China’s foreign trade in 2011 maintained a relatively rapid growth momentum but experienced a lower surplus. Trade volume topped RMB 3.6421 trillion, up 22.5 percent year-on-year, but China’s trade surplus stood at US $155.1 billion – US $26.4 billion less than in 2010 – and contributed around two percent to its GDP compared to 3.1 percent in 2010. This drop is mainly attributable to the world economic slowdown that has dampened global demand for China’s manufactured products.
The World Bank predicted in its Global Economic Prospects report, released on January 18, a world economic growth in 2012 of 2.5 percent – more than one percentage point lower than its earlier projected figure of 3.6 percent growth. The report also forecast a dip in China’s growth to 8.4 percent.
The worldwide slowdown is bound to affect China’s export-driven economy.

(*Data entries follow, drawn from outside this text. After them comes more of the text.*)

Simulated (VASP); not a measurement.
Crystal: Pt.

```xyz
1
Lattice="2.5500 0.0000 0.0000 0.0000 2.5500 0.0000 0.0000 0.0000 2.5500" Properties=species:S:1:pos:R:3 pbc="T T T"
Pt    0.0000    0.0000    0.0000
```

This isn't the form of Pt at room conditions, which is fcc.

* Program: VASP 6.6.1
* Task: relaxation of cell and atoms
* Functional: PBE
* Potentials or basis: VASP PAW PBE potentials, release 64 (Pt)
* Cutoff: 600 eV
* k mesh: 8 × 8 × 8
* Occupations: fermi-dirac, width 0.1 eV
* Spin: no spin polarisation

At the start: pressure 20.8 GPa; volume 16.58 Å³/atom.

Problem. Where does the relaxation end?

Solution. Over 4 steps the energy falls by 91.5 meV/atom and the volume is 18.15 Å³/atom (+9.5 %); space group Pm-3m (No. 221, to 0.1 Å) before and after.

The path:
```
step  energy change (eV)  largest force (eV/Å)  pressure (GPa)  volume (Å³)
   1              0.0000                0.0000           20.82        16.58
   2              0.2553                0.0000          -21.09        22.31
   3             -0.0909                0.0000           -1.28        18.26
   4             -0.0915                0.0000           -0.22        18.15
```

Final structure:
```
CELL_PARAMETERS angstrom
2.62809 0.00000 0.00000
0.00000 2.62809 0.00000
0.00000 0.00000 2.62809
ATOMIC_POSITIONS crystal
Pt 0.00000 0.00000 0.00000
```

But despite the grim global economic climate, the Chinese government remains among the least indebted in the world, and one endowed with a strong ability to stimulate its economy, according to World Bank chief economist and Senior Vice President Justin Yifu Lin. China’s government deficit accounts for just 25 percent of its GDP. Even taking into account loans taken out by local governments, China’s public debt accounts for about 45 percent of its GDP, in sharp contrast to Japan’s, which is double its GDP, and that of Germany, which stands at about 83 percent of its GDP. As Lin observes, therefore, despite the worldwide slowdown, China has relatively ample room, if necessary, for maneuvers to stimulate the economy.
To ensure the effectiveness of such a maneuver China must determine an appropriate direction. There is scope for industrial upgrade and also for improvement of China’s infrastructure and social welfare sectors. The country’s burgeoning cultural industry is another growth engine of high potential. The Communist Party of China proposed, at the Sixth Plenary Session of its 17th Central Committee in October 2011, promoting development of China’s cultural industry and making it a pillar of the national economy. In the past, China looked to real estate and its auto industry to propel the country’s economic growth. The 14.6 percent increase in 2011 of China’s auto industry, however, was 20.2 percent lower than the previous year. China’s investment in the real estate sector eased to 20 percent year-on-year, and the total volume of sold commercial housing grew only 4.9 percent over 2010. The Chinese government is hence separating its economic growth from that of its real estate industry. Measures to prevent China’s economy from making a hard landing have achieved a certain effect.
China’s emerging cultural industry is expected to play a bigger role in driving the economy. At present, it contributes only three percent to the country’s GDP. Chi Fulin, director of the China Institute for Reform and Development, however, predicts that if, in the next five years, China’s cultural consumption can account for more than five percent of its GDP, it could add a consumption volume of RMB 4 trillion to the economy. Although there is still a considerable gap, in terms of experience and expertise, between China’s cultural industry and that of developed countries like the U.S. and Japan, the prospects for this up-and-coming sector are nonetheless upbeat.